When your sales activity is low and you’re not hitting your targets for the month, your sales manager will often assume that you’re not making enough calls in a day. Since, to most salespeople, sales is a numbers game – the more calls you make and the more potential customers you talk to, the higher your chances are of closing a deal. But is sales really a numbers game? Isn’t the number of calls you make irrelevant, if you are continually striking out each time because you keep making the same mistake? What about your sales strategy?
Take baseball for example. You could aimlessly swing a bat in hopes of hitting a ball, or you could take time to learn the proper techniques of swinging so that you are more prepared the next time you step up to bat. The same goes for sales. Before you jump on your next call, take a look at these three simple ways to make your sales calls more productive and maybe even more…successful.
Define your objectives and goals for each call.
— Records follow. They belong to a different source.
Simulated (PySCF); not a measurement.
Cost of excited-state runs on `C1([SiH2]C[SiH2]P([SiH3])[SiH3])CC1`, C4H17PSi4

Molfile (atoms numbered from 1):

So what do you want to get out of the call? Are you going to try and wing it again? Before you pick up the phone, make sure you have clearly outlined your desired outcomes for the call. Though this may seem like an obvious step, it’s often the most crucial (and most overlooked) step of the probing phase, in the sales planning process. Objectives are the only way to measure your success on a sales call. Your most important goal should be to understand and solve your client’s problems.
Timing is everything.
From a business perspective, there may be nothing more valuable than our time. If planned correctly, the timing of a sales call can help to double or even triple your success rate. Salespeople often have a preconceived notion of which days of the week, and hours of the day, are the most optimal times to reach prospective customers. You won’t find agreement on what the best time is to make a sales call, so it sometimes comes down to personal sales experience. For me, I’ve found that the earlier hours of the workday (8-9), and the later hours in the afternoon (3-4), are when I am most successful at reaching customers. After successfully getting a hold of a customer, and before making your opening statement, make sure to ask them if you’ve reached them at a convenient time. If not, make sure to schedule an appropriate time to call them back. Make sure to give yourself the best possible path to success by respecting your prospect’s time.
Provide real value for the customer.
Traditionally, salespeople have put the focus on products and services and how the customer can get more value for their money. Well in today’s selling sphere, the sales cycle has become much more than just focusing on the value of a certain product or service. It is equally focused on the time that we spend with the customer, which will be of added value to them. In other words, the sales process itself must bring value to your customer. Your customer must gain something from every sales call. Smart companies tell their salespeople to sell on value and not on price, Great salespeople teach the customer something new and bring insight and thought leadership into their sales call.